Washington-- Senator Evan Bayh (D-IN) said Congress should require passive investment by foreign government-operated sovereign wealth funds during testimony today before the U.S.-China Economic and Security Review Commission.
“Foreign governments operating sovereign wealth funds have in recent weeks been purchasing sizable stakes in U.S. companies—particularly in the financial services sector—and hardly a question has been asked. It is time that we start,” Bayh said.
The size of foreign government-operated sovereign wealth funds is growing, which has increased the opportunities for investment in the United States. Currently, there are seven sovereign wealth funds with more than $100 billion in assets, including the China Investment Corporation, which received $200 billion last year as seed money from that nation’s central bank for its investments.
“We want the investment; it’s good for our country,” Senator Bayh said. “There needs to be reasonable guidelines to make sure the potential for abuse does not take place. Sovereign nations have interests other than maximizing profits and can be expected to pursue them with every tool at their disposal, including their financial power.”

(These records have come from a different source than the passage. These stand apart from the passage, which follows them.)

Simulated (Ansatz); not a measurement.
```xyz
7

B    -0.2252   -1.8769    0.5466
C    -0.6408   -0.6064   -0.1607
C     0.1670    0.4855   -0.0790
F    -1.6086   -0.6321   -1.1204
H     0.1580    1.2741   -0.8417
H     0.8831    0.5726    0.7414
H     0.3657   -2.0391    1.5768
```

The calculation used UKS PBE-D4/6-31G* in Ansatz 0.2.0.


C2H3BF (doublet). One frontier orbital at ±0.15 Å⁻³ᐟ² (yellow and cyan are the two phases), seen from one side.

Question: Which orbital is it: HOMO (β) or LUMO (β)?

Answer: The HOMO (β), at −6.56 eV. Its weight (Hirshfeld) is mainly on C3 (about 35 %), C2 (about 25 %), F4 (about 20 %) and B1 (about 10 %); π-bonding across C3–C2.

During his testimony before commissioners, Bayh cited Magnequench, a company formerly located in Indiana, as a “cautionary example” of the national security implications of certain types of investment by foreign governments. Magnequench once made 80 percent of the rare earth magnets used in the U.S. military’s laser-guided smart bombs. The company’s operations in Valparaiso, IN, were shut down and moved to China in 2003 after it was purchased by a consortium that included two firms owned in part by the Chinese government. As a result of the move, the United States is now dependent on China for access to this critical weapons component.
The U.S.-China Economic and Security Review Commission is responsible for monitoring and investigating the national security implications of the trade relationship between the two countries.